Jane Van Ryan
Posted October 29, 2009
One of America's largest refiners told a Senate panel yesterday that climate legislation could force his company to shutter some U.S. refineries. Bill Kleese, president and CEO of Valero Energy Corp. (not a member of API) made his comments during the second day of the Senate Environment and Public Works Committee hearings on the Kerry-Boxer bill which proposes to reduce greenhouse gas emissions by 20 percent in 2020. The Kerry-Boxer bill would likely reduce U.S. refining jobs because refiners would be forced to pay billions of dollars for carbon credits.
Under the Kerry-Boxer climate bill as well as the House's Waxman-Markey bill, U.S. refineries would be held responsible for about 44 percent of all U.S. carbon emissions, including the carbon from every car, truck, train, plane and other petroleum-fueled conveyance.
But the Waxman-Markey bill provides only 2.25 percent of the free carbon credits to refiners, and the Kerry-Boxer bill is even worse. It proposes to hold about 20 percent of the total credits in reserve, thus reducing the overall number of credits that would be allocated. In the Kerry-Boxer bill, 2.25 percent represents a tiny piece of a smaller pie.

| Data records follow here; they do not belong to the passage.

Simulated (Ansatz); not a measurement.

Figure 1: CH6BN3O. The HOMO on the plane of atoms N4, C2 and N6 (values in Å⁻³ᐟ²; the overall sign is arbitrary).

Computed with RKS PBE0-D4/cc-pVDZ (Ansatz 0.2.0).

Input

Additionally, the U.S. refining industry has been squeezed by the recession. Demand for oil products has been markedly lower in recent months--especially for diesel fuel and other distillates--and profit margins have suffered. Reports to date show that the crack spread, a measure of refining profitability, has averaged 12 cents in October and as a result, many might have been losing money.
Kleese yesterday said the Kerry-Boxer bill could cost the industry $63 billion a year, according to one study. These higher costs could give a competitive advantage to refiners overseas and double America's reliance on imported oil products.